Not that they want to, but I think Wikipedia could fund this using their current donations if they wanted. Hell, I almost wonder if one of the big storage providers would do it for free if they could do it in their staging environment so they get real traffic. It would be less good than real backups, but extra copies are still extra copies even if they're unreliable.
A good portion of the text on Wikipedia relies on Wayback Machine links to remain verifiable. If they lose that, I guess the editors might have to comb every page for information which would need to be either resourced or deleted.
You might be able to back up a significant portion of the unique data in IA if you limited it to text files. I think they probably have the highest information to file size ratio.
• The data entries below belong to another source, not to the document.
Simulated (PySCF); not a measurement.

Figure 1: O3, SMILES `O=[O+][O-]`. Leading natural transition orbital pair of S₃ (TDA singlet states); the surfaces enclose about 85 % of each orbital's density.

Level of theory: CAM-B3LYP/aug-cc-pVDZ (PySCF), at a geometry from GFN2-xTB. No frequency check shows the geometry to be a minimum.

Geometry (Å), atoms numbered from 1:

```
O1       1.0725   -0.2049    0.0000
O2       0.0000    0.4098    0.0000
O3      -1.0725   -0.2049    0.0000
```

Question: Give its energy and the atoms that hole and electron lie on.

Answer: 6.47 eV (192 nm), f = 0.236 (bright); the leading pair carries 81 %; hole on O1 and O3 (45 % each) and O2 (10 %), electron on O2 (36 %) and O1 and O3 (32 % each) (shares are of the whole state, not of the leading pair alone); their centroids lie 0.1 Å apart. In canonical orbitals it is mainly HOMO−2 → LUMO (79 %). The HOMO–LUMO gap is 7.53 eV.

It’s also probably the most likely to already be back up, though. Interesting issue; you might also get somewhere by cutting the 50TB up into 10GB torrents (or 100GB or whatever, something reasonable for a consumer hard drive) and maybe adding a script that checks the torrent swarm stats to recommend a torrent to download.
Something where I run it, tell it I want to let it use 600GB, and it hands me torrent files for the least seeded 600GB. Maybe a super basic web UI so people can see how well backed up it is?
Unsure if people would sign on or not; I probably would. I’ve got 10 or so TB of NFS I’m not using I could chuck at it. I would guess there are other data hoarders out there who would do the same, but only if it were somewhat easy. I’m probably not going to volunteer to do an hour of rtorrent cleanup a week to make sure I’m backing up the right things.
This is a great question, and a state of the art kind of thing.
HDDs are sold with a lifetime drive read/write amount and power cycle warranty, along with usually some environmental operating envelope. read/write relates to the quality/space of the platter, power cycle is usually the actuator & read/write head being reseated/wearing out. Environment is the same as all other devices in a DC.
Most folks replace drives when they die (reads/writes stall or return garbage), or when the warranty runs out. Some will pay for a warranty exception, and some will just use the drive outside of warranty. Depending on how you use the drive, what environment it's in, etc changes how much you can push things.
I'd say anywhere from 4-8 years, depending on how it's used. In many cases it can be cheaper to have a worse environment for your fleet (thus using less power on hvac) and replace devices more frequently.
I remember for a long time (I'm talking 20-ish years back here), every hard drive I bought had double or more the capacity of every drive I'd ever bought previously combined. My first ever 40MB (yes, megabyte) drive got upgraded to an 80MB one, that got updated to a 250MB one, then a 750MB, and then a whopping 2GB drive (how would I _ever_ fill that up???) - and so on. That's slowed down some, but I'm currently starting to think about upgrading my 8TB drives (Raid1 pair) with 20TB drives when the prices start to drop a bit more.
Drives do 140-220MB/s depending on the LBA distance of the readhead, and that's not really changing. 160MB/s is very common.
So your 8TB drives, assuming 1MiB writes with a 20ms latency and 160MB/s, you can rewrite the drive ~155 times/year. At 20T this drops to ~62 times/yr.
Do people really replace their drives when the warranty runs out? Hard drive manufacturers won't provide data recovery on drives that fail under warranty[1]. It makes more economical sense to just run a drive until it dies. You'll end up paying the price for a new drive either way, but less often if you ignore the warranty expiring.
1: I discovered this myself when a Seagate drive containing some important data failed under warranty. If you're foolish enough to send them a failed drive with data you need recovered (like I was), all they'll do is throw it in the bin and send you a replacement drive.
1.71% a year failure rate if you care for the hardware as much as they do.
So the question becomes more like "how long does an average hard drive last while powered down and still reliably be able to power back up and be read?".
I'm fairly sure that is a lot longer than the single digit years that'd be the probably answer to your question.
I wonder if there are useful guidelines for long term storage of powered down hard drives? My gut feel is the major failure modes would be electrolytic capacitor failure, bearings sticking as the lubrication ages, and obseleting of the interfaces. I wonder how hard it'd be to find hardware that'd read my Mac SCSI hard drives from 25 years ago?
Easy… that original Mac is sitting in my basement and it worked like a charm last time it was powered on 4 years ago.
They are cheaper per Gio, and last significantly longer
You'd have to spend a lot more, because with that many drives, you need redundancy now.
I think with that many drives, you'd be losing them constantly, and I suppose you wouldn't know which ones until later (assuming you're doing an offline backup, if you aren't you have to factor in power costs).